Long-term working memory (Ericsson and Kintsch, 1995) is a theory covering empirical data from several domains, including expert behaviour. One difficulty in applying and evaluating this theory, however, is that it is framed in rather general terms, and that several mechanisms and parameters are left unspecified. This paper proposes a computer implementation of the theory for a domain that Ericsson and Kintsch cover in depth, namely chess memory. Simulations of Saariluoma’s (1989) experiment where both game and random chess positions are presented auditorily make it possible to analyse two key ingredients of the theory: encoding through elaboration of LTM schemas and patterns, and encoding through retrieval structures. In the simulations, these mechanisms were modulated by two parameters. The results show that random positions, but not game positions, are sensitive to these parameters’ values.

The study of expert behaviour is currently an important area of research in cognitive science. Several theories, including the chunking theory (Chase & Simon, 1973), the skilled memory theory (Chase & Ericsson, 1982), Soar (Newell, 1990), ACT (Anderson, 1983), and the template theory (Gobet & Simon, in press) have been advanced to explain how certain individuals excel in their domain of expertise. Recently, an important attempt to offer an integrative theory of cognition and expertise has been proposed by Ericsson and Kintsch (1995) with their long-term working memory (LT-WM) theory.
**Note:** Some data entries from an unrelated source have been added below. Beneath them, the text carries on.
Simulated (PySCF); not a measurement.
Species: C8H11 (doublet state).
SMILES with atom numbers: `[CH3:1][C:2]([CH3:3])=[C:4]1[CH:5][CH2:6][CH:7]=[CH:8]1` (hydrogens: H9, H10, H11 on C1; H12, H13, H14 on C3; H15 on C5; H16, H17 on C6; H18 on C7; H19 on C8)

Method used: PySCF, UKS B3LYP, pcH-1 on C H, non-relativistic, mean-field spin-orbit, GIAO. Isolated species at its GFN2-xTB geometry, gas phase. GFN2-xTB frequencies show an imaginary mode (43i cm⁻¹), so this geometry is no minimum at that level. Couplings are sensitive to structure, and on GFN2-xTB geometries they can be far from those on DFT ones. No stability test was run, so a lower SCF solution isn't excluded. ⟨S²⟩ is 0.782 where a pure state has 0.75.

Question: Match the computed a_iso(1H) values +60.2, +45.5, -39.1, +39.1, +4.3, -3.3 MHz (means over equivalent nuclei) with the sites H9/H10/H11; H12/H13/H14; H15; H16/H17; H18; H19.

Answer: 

Long-Term Working Memory: Overview

After a detailed review of research on expertise and on text comprehension, Ericsson and Kintsch (1995) conclude that experts in various fields can encode information into long-term memory (LTM) more rapidly than had been postulated by traditional models of human memory, such as those of Anderson (1983) or Chase and Simon (1973). Based upon this analysis, Ericsson and Kintsch (1995) extend Chase and Ericsson’s (1982) skilled memory theory into the LT-WM theory. The tenets of LT-WM are that "cognitive processes are viewed as a sequence of stable states representing end products of processing" and that "acquired memory skills allow these end products to be stored in long-term memory and kept directly accessible by means of retrieval cues in short-term memory [...]" (Ericsson & Kintsch, 1995, p. 211). Two intertwined mechanisms allow rapid storage into LTM : (a) encoding through a retrieval structure, and (b) encoding through knowledge-based associations connecting items either to other items or to LTM patterns and schemas, which allows for an integrated representation of the information in LTM. Ericsson and Kintsch also note that the demands that the task makes on memory will constrain which encoding mechanism will be employed, and that the relative roles played by encoding through retrieval structures or through LTM elaborations vary from task to task.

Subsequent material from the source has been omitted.